On startup, the NameNode enters a special state called Safemode. Replication of data blocks does not occur when the NameNode is in the Safemode state. The NameNode receives Heartbeat and Blockreport messages from the DataNodes. A Blockreport contains the list of data blocks that a DataNode is hosting. Each block has a specified minimum number of replicas. A block is considered safely replicated when the minimum number of replicas of that data block has checked in with the NameNode. After a configurable percentage of safely replicated data blocks checks in with the NameNode (plus an additional 30 seconds), the NameNode exits the Safemode state. It then determines the list of data blocks (if any) that still have fewer than the specified number of replicas. The NameNode then replicates these blocks to other DataNodes.
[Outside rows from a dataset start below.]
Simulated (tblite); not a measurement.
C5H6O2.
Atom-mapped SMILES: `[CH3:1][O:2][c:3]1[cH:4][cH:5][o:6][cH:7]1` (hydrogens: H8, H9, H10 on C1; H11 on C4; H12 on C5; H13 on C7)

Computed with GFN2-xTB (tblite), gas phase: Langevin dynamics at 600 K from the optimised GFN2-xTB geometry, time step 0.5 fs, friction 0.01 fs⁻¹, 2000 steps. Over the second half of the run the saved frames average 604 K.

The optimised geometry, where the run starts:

理解:启动时,NameNode会进入一个特殊的状态,叫做安全模式(Safemode)。如果NameNode在安全模式下,是不会复制数据块的。NameNode接收来自DataNode们的心跳(Heartbeat)和块报告(Blockreport)。Blockreport中包含DataNode所在的数据块列表。每个块都有指定的最小副本数量。当NameNode检查了该数据块的最小副本数量后,就会认为该块是安全复制。当NameNode检查的安全复制数据块达到一个百分比(可配置的)的时候(再加30秒),NameNode会退出安全模式。然后,NameNode会找到那些仍然低于最小副本数量的数据块们,把它们复制到其他DataNode中。

The Persistence of File System Metadata

The HDFS namespace is stored by the NameNode. The NameNode uses a transaction log called the EditLog to persistently record every change that occurs to file system metadata. For example, creating a new file in HDFS causes the NameNode to insert a record into the EditLog indicating this. Similarly, changing the replication factor of a file causes a new record to be inserted into the EditLog. The NameNode uses a file in its local host OS file system to store the EditLog. The entire file system namespace, including the mapping of blocks to files and file system properties, is stored in a file called the FsImage. The FsImage is stored as a file in the NameNode’s local file system too.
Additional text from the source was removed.